'Too often we treat popular music as wallpaper surrounding us as we live
our lives. Jude Rogers shows the emotional and cerebral heft such music
can have. It's a personal journey which becomes universal.
Fascinating'
Ian Rankin
'Moving and absorbing, The Sound of Being Human mixes memoir,
analysis, anecdote and personal chronicle into a mosaic that evokes what
music means to the individual and the human tribe. A candid, beautiful
read'
Stuart Maconie
The Sound of Being Human explores why music plays such a deep-rooted
role in our lives from before we are born to our last days. At its heart
is Jude's own story: how songs helped her wrestle with the grief of
losing her father; concoct her own sense of self; sky-rocket her
relationships, both real and imagined, propel her own journey into
working life, adulthood and parenthood, and look to the future.

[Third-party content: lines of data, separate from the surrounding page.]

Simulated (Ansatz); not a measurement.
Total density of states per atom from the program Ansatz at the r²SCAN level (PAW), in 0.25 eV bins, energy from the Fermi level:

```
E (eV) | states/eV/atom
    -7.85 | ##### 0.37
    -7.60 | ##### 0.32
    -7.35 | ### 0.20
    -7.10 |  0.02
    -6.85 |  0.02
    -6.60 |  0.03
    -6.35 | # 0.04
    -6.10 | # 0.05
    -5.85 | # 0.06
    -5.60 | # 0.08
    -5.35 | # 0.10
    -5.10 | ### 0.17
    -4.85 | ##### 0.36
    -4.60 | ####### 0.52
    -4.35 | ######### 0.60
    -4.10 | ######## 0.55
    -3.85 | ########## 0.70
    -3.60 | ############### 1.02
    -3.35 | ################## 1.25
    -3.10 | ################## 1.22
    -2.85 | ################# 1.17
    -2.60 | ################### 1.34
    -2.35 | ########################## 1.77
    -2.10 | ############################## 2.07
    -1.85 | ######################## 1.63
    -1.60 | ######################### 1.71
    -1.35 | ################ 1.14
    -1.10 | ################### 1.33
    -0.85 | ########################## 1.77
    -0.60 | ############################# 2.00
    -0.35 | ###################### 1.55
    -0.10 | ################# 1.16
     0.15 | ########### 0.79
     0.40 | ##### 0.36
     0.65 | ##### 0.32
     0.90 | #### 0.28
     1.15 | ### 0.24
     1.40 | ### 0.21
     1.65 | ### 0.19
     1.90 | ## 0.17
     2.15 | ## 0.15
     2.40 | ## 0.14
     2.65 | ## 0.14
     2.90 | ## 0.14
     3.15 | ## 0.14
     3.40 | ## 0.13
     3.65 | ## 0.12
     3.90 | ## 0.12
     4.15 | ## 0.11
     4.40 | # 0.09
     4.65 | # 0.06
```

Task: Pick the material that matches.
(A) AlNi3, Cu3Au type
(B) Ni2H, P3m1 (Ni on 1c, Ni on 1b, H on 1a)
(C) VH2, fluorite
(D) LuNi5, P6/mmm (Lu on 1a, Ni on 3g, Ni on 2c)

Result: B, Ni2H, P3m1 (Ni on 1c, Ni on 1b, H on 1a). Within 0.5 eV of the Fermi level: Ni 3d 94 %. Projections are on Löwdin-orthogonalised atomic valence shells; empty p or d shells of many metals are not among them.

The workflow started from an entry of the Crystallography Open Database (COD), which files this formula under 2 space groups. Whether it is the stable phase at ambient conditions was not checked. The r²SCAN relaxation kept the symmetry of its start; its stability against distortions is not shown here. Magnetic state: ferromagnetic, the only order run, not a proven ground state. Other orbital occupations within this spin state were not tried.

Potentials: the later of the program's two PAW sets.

Shaped around twelve songs, ranging from ABBA's 'Super Trouper' to Neneh
Cherry's 'Buffalo Stance', Kraftwerk's 'Radioactivity' to Martha Reeves
and the Vandellas' 'Heat Wave', the book combines memoir and historical,
scientific and cultural enquiry to show how music can shape different
versions of ourselves; how we rely upon music for comfort, for
epiphanies, and for sexual and physical connection; how we grow with
songs, and songs grow inside us. It is about music's power to help us
tell our own stories, whatever they are, and make them sing.